Introducing Asset-Oriented Modeling

This ambiguity is one reason for taking a different approach and removing the artificial separation between entity and relationship: in our model, both nouns and verbs become Assets. What is new here is that the classic relationships are treated on the same level as entities: as things. This syntactical reification (reify = to make into a thing) leads to a considerable simplification of the conceptual model, and has some other advantages, too. In particular, it results in models that are easy to transform into XML.

When modeling nouns and verbs as assets, there are two notable exceptions:

  • The verb "has" indicates either that an asset is attributed with a property, as in:

    A person has a name and a birth date.

    or that an asset aggregates other assets, as in:

    A saxophone has a mouthpiece.
  • The expression "is a" indicates that an asset acquires properties from another asset, as in:

    A jazz musician is a person.

The noun on the left hand side (jazz musician) is usually a more specific term; the noun on the right hand side is usually a more general term (person).

Let us see how we can model a rather complex sentence like:

A jam session is performed at a location and at a particular time.

A possible resolution is to model jam_session, performance, and location as assets. The asset performance has a qualifying property: time. Usually we use the noun form (performance) of a verb (performed) to name the corresponding asset.

graphics/performance.png

Asset or Property?

In the most general sense, an asset is anything we can talk about. But for the purpose of modeling we want to categorize the things we can talk about into assets and properties.

  • In our informal description, properties are usually indicated by the verb "has": A saxophone has a color.

  • Anything which plays a certain role in the context of our business is definitely an asset.

Tip:
In many cases the distinction between a property and an asset can be made using a simple rule: A property can belong to an asset, but an asset cannot belong to a property. For example: a color cannot have a saxophone.

However, the distinction between both is not always so easy, and depends in some cases on the context. Take for example:

An instrument has a maker.
A saxophone has a mouthpiece.

In the context of our small knowledge base, maker and mouthpiece do not play any particular role. So it is acceptable to model them as properties of instrument or saxophone. However, in the context of a supply chain for musical instruments, maker and mouthpiece would certainly play a role (as manufacturer and product), so we would have to model them as assets.

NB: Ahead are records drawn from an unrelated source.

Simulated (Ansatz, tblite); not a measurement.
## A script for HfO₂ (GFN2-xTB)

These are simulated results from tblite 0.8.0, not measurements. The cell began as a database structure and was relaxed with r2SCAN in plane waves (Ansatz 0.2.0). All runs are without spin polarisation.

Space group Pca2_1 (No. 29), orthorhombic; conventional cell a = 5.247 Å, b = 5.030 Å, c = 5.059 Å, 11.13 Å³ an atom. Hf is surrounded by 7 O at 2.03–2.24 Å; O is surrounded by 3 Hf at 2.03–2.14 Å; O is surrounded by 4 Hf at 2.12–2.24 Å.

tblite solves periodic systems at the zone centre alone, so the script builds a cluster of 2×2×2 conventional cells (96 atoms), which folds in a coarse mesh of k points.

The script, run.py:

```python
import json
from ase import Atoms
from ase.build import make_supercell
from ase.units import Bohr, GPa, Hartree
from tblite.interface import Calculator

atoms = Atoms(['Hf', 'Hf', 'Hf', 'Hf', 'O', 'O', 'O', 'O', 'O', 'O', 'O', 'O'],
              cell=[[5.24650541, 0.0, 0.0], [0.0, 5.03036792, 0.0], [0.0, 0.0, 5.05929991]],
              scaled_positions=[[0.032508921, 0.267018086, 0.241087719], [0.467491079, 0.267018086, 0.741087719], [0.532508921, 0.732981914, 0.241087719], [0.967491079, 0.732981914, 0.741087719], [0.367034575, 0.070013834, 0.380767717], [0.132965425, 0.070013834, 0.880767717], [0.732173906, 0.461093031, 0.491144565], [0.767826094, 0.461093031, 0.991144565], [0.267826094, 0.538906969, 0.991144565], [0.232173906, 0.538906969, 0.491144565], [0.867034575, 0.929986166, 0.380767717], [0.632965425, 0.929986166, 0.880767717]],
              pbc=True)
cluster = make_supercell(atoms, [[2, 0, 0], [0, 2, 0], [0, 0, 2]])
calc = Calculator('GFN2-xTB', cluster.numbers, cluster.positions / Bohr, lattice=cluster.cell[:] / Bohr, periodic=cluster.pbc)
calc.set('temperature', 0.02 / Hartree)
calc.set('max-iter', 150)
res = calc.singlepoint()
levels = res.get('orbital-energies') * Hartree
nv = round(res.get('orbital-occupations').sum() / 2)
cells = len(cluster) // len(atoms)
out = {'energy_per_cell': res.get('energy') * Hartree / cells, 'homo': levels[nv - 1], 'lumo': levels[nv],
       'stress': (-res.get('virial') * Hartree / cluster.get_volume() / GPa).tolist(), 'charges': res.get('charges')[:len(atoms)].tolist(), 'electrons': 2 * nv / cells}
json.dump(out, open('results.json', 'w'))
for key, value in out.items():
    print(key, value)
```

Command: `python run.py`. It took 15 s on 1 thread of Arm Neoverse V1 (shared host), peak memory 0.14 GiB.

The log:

An item that is only connected to a single asset (like maker) is always a candidate for becoming a property. In contrast, an item that also has other relationships must be modeled as an asset. Take for example:

A project can result in an album.

Here, album could be modeled as a property of project, if we had not specified:

An album is reviewed by critics.

Composite Properties

In contrast to classic Entity Relationship Diagrams, we allow composite properties. Above, we modeled performance and location (for example, Cotton Club, Savoy Ballroom, or Centralstation) as separate assets. But if these locations play no particular role in our business case, we can just use a composite property to represent these items.

For

A jam session is performed at a location and at a particular time.

we might define a property performed_at that includes the sub-properties location and time.

Similarly, the property name of asset person may include the sub-properties first, middle, and last. A mouthpiece may have sub-properties body and reed. This technique of composite (or nested) properties allows us to arrive at very compact models and – not surprisingly – results in very appropriate XML representations.

A Notation for Properties

We are now ready to introduce a more formal notation for assets.

The figure below shows the graphic representation of an asset. The first line contains the asset name. This is followed by a key definition (we discuss this later), a list of properties, and a list of constraints (also discussed later). The optional display label at the top of the asset is used when the names of asset instances should differ from the asset name. In this case the display label shows the possible names of asset instances. When an asset does not have instances (i.e. when the asset is abstract) the display label is grayed out.

graphics/jam.png

We introduce the following notation for properties:

Syntax Description Example
prop An atomic component without further structure.
birthDate
(...) A property particle, i.e. a structure consisting of several sub-properties. The parentheses contain nested expressions consisting of the following structures: See following rows.
(sub,...,sub) Sequence (ordered list).
name(first, middle?,last)

Here, we require that the sub-properties of name are always specified in the defined order. Queries can later rely on this order.

(sub&...&sub) Bag (unordered list).
reed(maker&grade) 

Here, we do not prescribe a particular sequence in which maker and grade must be specified. Queries cannot rely on an order relation between both.

(sub|...|sub) Choice (alternative).
(period(from,to) | performedAt(location&time))

A property is either a period or it is a performedAt property.

Both properties and particles can be suffixed with one of the following modifiers:

Syntax Description Example
(no modifier) mandatory [1..1]
last 

A last name is always required.

prop? optional [0..1]
middle?

Not everybody has a middle name, so we make this property optional.

prop+ repeated [1..n]
track+

An album has one or several tracks.

prop* optional and repeated [0..n]
album*

An arbitrary number of albums.

prop[n..m] a minimum of n occurrences and a maximum of m occurrences with 0 <= n <= m
track[1..25] 

The number of tracks is restricted to 25 at most.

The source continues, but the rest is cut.